I wouldn’t say I’m ready to give that presentation yet, but at least I’m finally turning my mind into the right groove. I’m hoping to segue right from working up my talk into writing a narrative-themed chapter for my prose-book-in-progress, Taking Poetry Personally. I’ll lay some groundwork, at least, and do a little more research during a work-and-pleasure trip to France in the second half of June. More on that here before takeoff, I hope.

In the meantime, back to “work” on the conference by arranging meals with friends, including poet Rafael Campo, who is sage and inspiring in this recently published interview for Shenandoah. Oh, and there’s a reference letter I have to write, and this really fun collaboration with artist Carolyn Capps that’s been languishing (see a bit of it at the new issue of Levure littéraire), and I’m really behind on my literary-magazine reading after which, whoops, it will be time to race home and get dinner on before my son’s band concert, and of course tomorrow will be all ceremonies and parties, and who could squeeze in writing time then? And maybe Friday I should begin to update my poetry submissions—I haven’t sent work out for ages, and while submission has its own agonies, it’s not as hard as actually writing. But soon, very soon, I’ll definitely, seriously get cracking.

Giveaway plus

booksI don’t know why it’s so much fun to give presents to strangers, but I enjoy this annual Big Poetry Giveaway project so much. Thanks again to Kelli Russell Agodon for organizing it for National Poetry Month 2014. Twenty-seven people entered (that’s my lucky number) and I just selected a winner via an online random number generator. Congratulations to Michael Allyn Wells! There will be a bonus in addition to the two books promised. Ecotone editor Anna Lena Phillips just gave me a little pile of her beautiful and useful letterpress chapbook, “A Pocket Book of Forms,” so Michael, you’re getting one too. I don’t even remember saying anything helpful about this project in draft stage, but Anna Lena swears I did. Proof that little gifts do come back to you, multiplied.
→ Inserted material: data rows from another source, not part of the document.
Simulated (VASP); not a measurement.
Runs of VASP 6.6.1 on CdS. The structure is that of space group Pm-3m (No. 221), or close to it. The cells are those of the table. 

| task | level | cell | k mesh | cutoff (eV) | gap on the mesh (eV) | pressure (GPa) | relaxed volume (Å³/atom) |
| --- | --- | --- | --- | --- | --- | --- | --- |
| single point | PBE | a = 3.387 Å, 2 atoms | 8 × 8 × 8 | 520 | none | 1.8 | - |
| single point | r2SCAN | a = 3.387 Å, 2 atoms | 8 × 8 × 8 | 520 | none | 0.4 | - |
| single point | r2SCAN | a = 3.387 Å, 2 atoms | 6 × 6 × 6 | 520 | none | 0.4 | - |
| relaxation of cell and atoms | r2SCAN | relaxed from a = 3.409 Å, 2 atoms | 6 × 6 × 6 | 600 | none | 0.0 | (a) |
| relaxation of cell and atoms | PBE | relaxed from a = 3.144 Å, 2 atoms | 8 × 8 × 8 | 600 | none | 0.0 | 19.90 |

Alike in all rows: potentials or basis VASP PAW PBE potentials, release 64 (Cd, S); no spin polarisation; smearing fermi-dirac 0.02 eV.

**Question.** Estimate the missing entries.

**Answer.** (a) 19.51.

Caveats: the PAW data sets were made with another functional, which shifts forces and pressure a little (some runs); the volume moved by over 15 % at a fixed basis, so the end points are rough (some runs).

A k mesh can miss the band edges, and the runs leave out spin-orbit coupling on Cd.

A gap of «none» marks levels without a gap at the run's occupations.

This poetry week had ups and downs, but I’m ending it in the black. I started in pain from a wrenched back and shoulder and worried I wouldn’t be able to get through the mucky piles of labor ahead. Nightmares about trying and failing to keep my kids safe have been costing me sleep, too. I think it’s just mixed feelings about how fast they’re growing, but I slapped poor Chris awake at 6 a.m. today, thinking I was fending off bad magic directed at my daughter. I was also sad about the end of the Writers at Studio Eleven series and uncertain whether my spring term Poetic Forms workshop was clicking. In the last few days, though, people have been volunteering that they love the course, and more importantly, among the new poems they’re showing me are a few real dazzlers. I also received an email from a student who read at Studio Eleven a few weeks ago and now wants to start a slam poetry club on campus–hurrah! I also found myself participating in a teacherly energy-sharing circuit. Yesterday’s Skype visit to Stan Galloway‘s poetry course at Bridgewater College was really fun. I loved his students’ take-no-prisoners challenges: for instance, why there are so many ghosts in my poems when I describe myself as a skeptic? (Um…) Anna Lena gave a brilliant demonstration of literary editing to my class, using a triolet as an example, and then a beautiful reading later in the evening.

And then I received a note from Switchback, whose editors accepted my poem “Epistolary Art” recently. The poem’s now up AND it has been honored with the editor’s prize for the issue. I first drafted this piece while listening to a talk about Keats in New Zealand. The poem felt important to me–it’s about making connections over distance through letters and ultimately through poems, which is a central idea in my current ms Radioland. I had a particularly hard time getting it right, though, eventually subtracting a good-sized chunk of it, so it’s particularly satisfying to know this epistle reached someone.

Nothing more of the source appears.